After talking to H, i spoke to my aunt (that i live with). She proceeds to tell me how she knows that my H has a GF, and that he spends most nights at her house. She said she drives by my house to see if he is there. She also told me that she hired someone to follow him last year when we first separated and that he had been found at her house. She also said that people have seen them out at the mall. When i asked who, she said she wouldn't tell. She said he was a liar and a cheat and that she had no respect for him after what he has done to me. She said you and i both know what he has been doing. She feels that he is enjoying his life right now, having 2 woman after him and that there really is no reason to give up either one of us. I told her i couldn't understand if he was with her all last year, why he told me he wanted to work on our marriage and why he had me move back home. Of course, she couldn't answer that. So, i am sure you can imagine how devastated i am. I don't even know what else she said...i imagine she drove by OW's house as well, since she admitted to knowing where she lived.
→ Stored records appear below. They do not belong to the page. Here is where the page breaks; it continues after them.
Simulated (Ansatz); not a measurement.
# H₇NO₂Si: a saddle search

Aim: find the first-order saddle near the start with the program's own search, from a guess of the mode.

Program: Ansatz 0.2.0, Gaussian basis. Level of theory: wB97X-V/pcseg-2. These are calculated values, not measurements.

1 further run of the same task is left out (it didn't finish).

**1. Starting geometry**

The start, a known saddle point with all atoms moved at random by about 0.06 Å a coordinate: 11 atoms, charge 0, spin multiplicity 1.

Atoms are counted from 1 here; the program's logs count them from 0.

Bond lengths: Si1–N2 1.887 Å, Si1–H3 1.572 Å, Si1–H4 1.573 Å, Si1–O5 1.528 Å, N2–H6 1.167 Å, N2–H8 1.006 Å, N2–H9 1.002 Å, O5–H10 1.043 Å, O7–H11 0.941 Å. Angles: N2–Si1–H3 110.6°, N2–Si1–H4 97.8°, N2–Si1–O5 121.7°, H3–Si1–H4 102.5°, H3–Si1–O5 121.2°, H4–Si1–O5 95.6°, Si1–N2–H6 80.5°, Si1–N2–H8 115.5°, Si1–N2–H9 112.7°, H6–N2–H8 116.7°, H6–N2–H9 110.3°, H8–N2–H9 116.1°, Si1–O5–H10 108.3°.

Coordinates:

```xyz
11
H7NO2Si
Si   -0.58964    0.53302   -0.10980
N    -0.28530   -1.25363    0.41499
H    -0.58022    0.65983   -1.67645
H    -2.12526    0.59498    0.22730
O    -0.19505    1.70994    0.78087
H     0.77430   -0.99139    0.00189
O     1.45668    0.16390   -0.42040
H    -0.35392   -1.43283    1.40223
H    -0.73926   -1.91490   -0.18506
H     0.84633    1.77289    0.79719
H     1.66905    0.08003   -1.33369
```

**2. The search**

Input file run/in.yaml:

I feel like my whole world has been turned upside down. I always suspected something b/w them, but i guess a part of me wanted to be in denial. Now, i feel like, how could he love me and lie to my face? And maybe he doesn't love me...maybe that has all been a lie too. And the thought that he wasn't the person i thought he was is nauseating. I think, was i so blind as not to realize what or who he was? But, i remember believing that he loved me and feeling it...could he have been faking it for years? I am emotionally exhausted today. I have a headache from crying. I don't know what to think anymore. Part of me wonders why he just didn't file for D sooner...was he waiting for the agreement to be in place, and once it was, it was too close to the holidays? But, then, why the increased interest in me over the past month. He has initiated more contact with me and made plans to see me more over the past month. Why? Why do this? He said today "i like you" (when i said something about us spending more time together). Great, my H "likes" me. That's as good as "i care about you"...why does that bother me so much?
I am sorry to ramble today. Had a lot to write and am just feeling so emotional. This is a very tough time of year, especially since last year at this time he was making moves towards reconciling, and then did decide he wanted to focus all of his energies on our M (called me new years day and said "let's not do this anymore. lets not be apart anymore"). I keep hoping that will happen again this year, but i don't think so. I just miss my H so much...the man i married. Where did he go? Or was this the person all along, and i just didn't see it?